Written by Aerial Whiting
After nearly 45 years of serving on the Harding faculty, Dr. Dennis Organ, dean of the College of Arts and Humanities and executive director of Alpha Chi College Honor Society, will retire from the university at the end of the semester.
Organ will continue to work one more year for Alpha Chi. Several factors influenced his decision to retire from Harding this year, including a desire on the part of him and his wife, Sherry Organ, to spend more time with their family. Dennis Organ said they will likely do a lot of traveling as well, since they loved working with the study abroad programs in Italy, England and Greece.
From the time he arrived in 1962, Organ has played an active role in the Harding community. A math major, he joined the Bison staff during his freshman year; sang first in the non-audition chorus group Chorale, then in A Cappella Chorus and Belles and Beaux; played on the bowling team (which went to nationals when he was a freshman); and joined Beta Phi Kappa, a now-dissolved men’s social club that also featured other future leaders of Harding like President David Burks.
During his junior and senior years, Organ worked as editor of the Bison, and during the intervening summer, Dr. Clifton Ganus Jr., who was about to become president, invited him to work in Harding’s public relations office after graduation.
“That [job offer] kind of was an answered prayer for me in terms of what I was going to do,” Organ said. “I had already kind of decided that I didn’t love math enough to do much with it. I thought I would like to teach at Harding.”

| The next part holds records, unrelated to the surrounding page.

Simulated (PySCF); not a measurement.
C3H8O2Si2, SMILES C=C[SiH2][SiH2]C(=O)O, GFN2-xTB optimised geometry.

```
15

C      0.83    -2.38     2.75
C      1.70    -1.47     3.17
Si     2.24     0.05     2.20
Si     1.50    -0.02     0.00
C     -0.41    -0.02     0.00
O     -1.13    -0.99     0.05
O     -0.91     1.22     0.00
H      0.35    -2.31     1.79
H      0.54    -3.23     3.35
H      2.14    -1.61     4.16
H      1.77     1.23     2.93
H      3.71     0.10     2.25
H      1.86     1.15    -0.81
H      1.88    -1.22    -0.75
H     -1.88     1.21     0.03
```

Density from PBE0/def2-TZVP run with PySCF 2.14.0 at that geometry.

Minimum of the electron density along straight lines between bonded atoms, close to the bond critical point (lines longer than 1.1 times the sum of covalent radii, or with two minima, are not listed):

It was also during his senior year that Organ dated Sherry, an English major whom he had met in chemistry his sophomore year. He graduated in 1966, and when he went to the University of Missouri to pursue a master’s in journalism, she was completing her senior year, so the two wrote letters daily. They married in August of 1967 and began teaching at Harding that fall, he part time in the journalism department and she in the English department.
So as not to be drafted into the Vietnam War, Dennis Organ said he decided he wanted a “more substantial” teaching assignment. Harding did not require more journalism instruction but allowed him to teach English on what was essentially an adjunct basis. A couple years later, Organ determined that he wanted to teach full time.
Between the summer of ’72 and fall of ’74, Organ did his doctoral work in English at Texas Tech University. This was also his “family growing time”‘; he and his wife had adopted their first son before moving to Lubbock, Texas, and their family expanded to include three children, all of whom would later attend Harding.
After finishing at Texas Tech, Organ returned to Harding to teach. He became adviser to the Bison newspaper and worked with such staff members as Jerry “Boo” Mitchell, whose post-grad investigative reporting helped lead to the conviction of four Ku Klux Klan members for murders they committed in the 1960s. Organ said he is “really, really proud” of Mitchell. Organ served as the Bison adviser for three to five years, he said.
In 1976 because of his journalism experience, Organ took over putting together the Alpha Chi newsletter for Dr. Joseph Pryor, who was then the executive director of the honor society. Pryor decided to retire in 1993, and Organ succeeded him as executive director in 1994.
Organ also became chair of the English department in 1982 and served in that position until 2004, the year that he became dean of the humanities college. He said he enjoys administrative work because he likes problem solving — figuring out schedules and assignments, organizing things — and he enjoys the camaraderie of the English faculty.
“We have always had a good ‘collegial spirit’ in the department,” Organ said. “We just all were friends and got along well. … The human side of it was a joy to me.”
Likewise, Organ said he has enjoyed academic advising. Between advising and teaching, he has had the opportunity to work with nearly every English major who has passed through the department in the past few years.
Organ has taught numerous classes in mass communications and English, including public relations, editing, literature survey courses and British novel. He said teaching literature has been especially rewarding.
“Most people read literature, at least for pleasure, and so the teaching of literature is something that is kind of enriching in and of itself,” Organ said. “It’s like its aesthetic beauty is its excuse for being. … The study of literature is the study of how human beings have thought about themselves in their world and in their relationship to it and have expressed their God-given creative facilities, so it has to do with beauty, and it has to do with values and thought. I love literature because it combines the aesthetic and the instructional.”